List of Experiments (Indicative)

1. Basic Data Manipulation with Pandas: Create a DataFrame with columns
Name, Age, and City containing data for five individuals. Perform the following
operations: select only the Name and Age columns, filter rows where Age is
greater than 25, add a new column Country with a default value, and sort the
DataFrame by Age in descending order. Finally, calculate the average age of
the individuals.
2. Data Cleaning and Preprocessing with Pandas: Create a DataFrame with
some missing values in columns Name, Age, and City. Perform the following
operations: fill missing values in the Age column with the mean age, drop
rows where Name or City is missing, and convert the Age column to integer
type. Finally, normalize the Age column using min-max scaling.
3. Creating and Manipulating Arrays: Using NumPy, create a 2D array of shape
(3, 4) with random integers between 0 and 10. Perform the following
operations: calculate the mean and standard deviation of the entire array, slice
the array to get the first two rows and last two columns, reshape the array to
shape (4, 3), and perform element-wise multiplication with another array of the
same shape.
4. Feature Engineering, Exploratory Data Analysis: Create a DataFrame with
columns Feature1, Feature2, and Target containing random data. Perform the
following operations: create a new feature that is the logarithm of Feature1,
bin Feature2 into three categories (low, medium, high), and calculate the
correlation matrix of the DataFrame. Finally, create a scatter plot of Feature1
vs. Feature2 colored by Target, and interpret any visible patterns.
5. Scrape data from a webpage and store it in a structured format like CSV or
JSON.
6. Interactive Bar Chart with Plotly. Create an interactive bar chart showing the
population of different cities.
7. Interactive Scatter Plot with Plotly. Create an interactive scatter plot showing
the relationship between house size and price.
8. Interactive Line Plot with Bokeh. Create an interactive line plot showing the
daily temperatures over a week using Bokeh.
9. Interactive Bar Chart with Bokeh: Problem Statement: Create an interactive
bar chart showing the sales figures of different products using Bokeh.
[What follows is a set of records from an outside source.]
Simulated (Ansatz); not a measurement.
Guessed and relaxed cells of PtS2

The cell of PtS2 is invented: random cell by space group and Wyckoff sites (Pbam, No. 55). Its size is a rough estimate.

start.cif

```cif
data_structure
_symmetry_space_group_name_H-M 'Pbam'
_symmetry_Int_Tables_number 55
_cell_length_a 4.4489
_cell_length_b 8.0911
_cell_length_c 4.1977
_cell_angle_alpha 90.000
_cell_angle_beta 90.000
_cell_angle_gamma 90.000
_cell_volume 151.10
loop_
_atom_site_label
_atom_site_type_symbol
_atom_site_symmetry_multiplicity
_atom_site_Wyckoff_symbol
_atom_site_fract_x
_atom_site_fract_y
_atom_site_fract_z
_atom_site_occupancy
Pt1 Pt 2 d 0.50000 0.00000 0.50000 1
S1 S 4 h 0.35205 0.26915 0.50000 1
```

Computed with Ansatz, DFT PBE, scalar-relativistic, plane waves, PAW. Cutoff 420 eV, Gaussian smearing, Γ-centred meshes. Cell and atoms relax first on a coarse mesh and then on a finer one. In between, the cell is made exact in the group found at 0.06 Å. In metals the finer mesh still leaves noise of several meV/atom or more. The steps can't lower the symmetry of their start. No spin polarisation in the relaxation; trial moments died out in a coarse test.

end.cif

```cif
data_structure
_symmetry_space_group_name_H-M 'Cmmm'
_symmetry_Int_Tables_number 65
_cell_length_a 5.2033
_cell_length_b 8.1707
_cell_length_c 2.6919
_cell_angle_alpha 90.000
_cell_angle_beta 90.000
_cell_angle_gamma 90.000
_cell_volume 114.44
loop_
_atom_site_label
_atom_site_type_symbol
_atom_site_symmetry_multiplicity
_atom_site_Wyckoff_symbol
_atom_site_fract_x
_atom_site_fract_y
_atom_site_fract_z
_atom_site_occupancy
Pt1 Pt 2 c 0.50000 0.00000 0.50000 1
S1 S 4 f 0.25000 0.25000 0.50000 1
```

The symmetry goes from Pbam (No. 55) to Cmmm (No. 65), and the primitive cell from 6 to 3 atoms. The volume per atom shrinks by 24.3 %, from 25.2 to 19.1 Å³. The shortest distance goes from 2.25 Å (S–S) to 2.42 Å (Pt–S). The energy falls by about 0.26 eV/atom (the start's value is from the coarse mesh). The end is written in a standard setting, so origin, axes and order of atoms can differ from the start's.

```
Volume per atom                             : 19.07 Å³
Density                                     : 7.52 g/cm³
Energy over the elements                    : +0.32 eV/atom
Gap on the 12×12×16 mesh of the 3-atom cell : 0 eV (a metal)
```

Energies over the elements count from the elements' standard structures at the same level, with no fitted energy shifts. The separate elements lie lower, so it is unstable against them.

10. Interactive Scatter Plot with Bokeh: Problem Statement: Create an interactive
scatter plot showing the relationship between petal length and petal width
from the Iris dataset using Bokeh.
11. Visualizing Clusters with scikit-learn and Plotly Problem Statement: Perform
K-means clustering on the Iris dataset and visualize the clusters using an
interactive 3D scatter plot in Plotly.
12. Visualizing PCA with scikit-learn and Plotly: Problem Statement: Perform
Principal Component Analysis (PCA) on the Iris dataset and visualize the first
two principal components using an interactive 2D scatter plot in Plotly.
13. Introduction to arrays in Scala: Create an array of integers with the values 2,
5, 9, 14, 20. Write a function that takes this array and returns the sum of its
elements. Next, create an array of strings with the names of five different
fruits. Write a function that concatenates all elements of this array, separated
by commas. Finally, iterate over the array of integers and print each element
to the consol.
14. Understanding lists, sets, and tuples in Scala: Create a list of the first five
prime numbers. Write a function that takes this list and returns a new list with
each element squared. Then, create a set of unique characters from the string
"hello world" and write a function that takes two sets and returns their
intersection. Create a tuple with three elements: an integer, a string, and a
boolean, then access and print each element.
15. Handling collisions and resolving conflicts in HashMap’s: Create a HashMap
with keys representing student names and values representing their grades,
then insert multiple entries including a duplicate key with a different grade.
Write a function to merge two HashMap’s, resolving conflicts by taking the
higher grade. Finally, write a function to handle collisions by chaining, using
lists to store multiple values for a single key.
16. Exploring advanced functional combinators beyond the basic set: Create a list
of integers from 1 to 10, then use filter to create a new list with only even
numbers. Use map to create a new list where each element is multiplied by 3.
Use flatMap to create a list of tuples where each integer is paired with its
square. Finally, use foldLeft to calculate the product of all elements in the list.
17. Case Classes: Create a case class Person with fields name, age, and city.
Create a list of Person objects representing five different individuals. Write a
function to filter out people older than 30. Next, write a function that groups
people by their city. Then, write a function that transforms each Person object
into a string in the format "Name is Age years old and lives in City". Finally,
write a function to sort the list of people by age in ascending order.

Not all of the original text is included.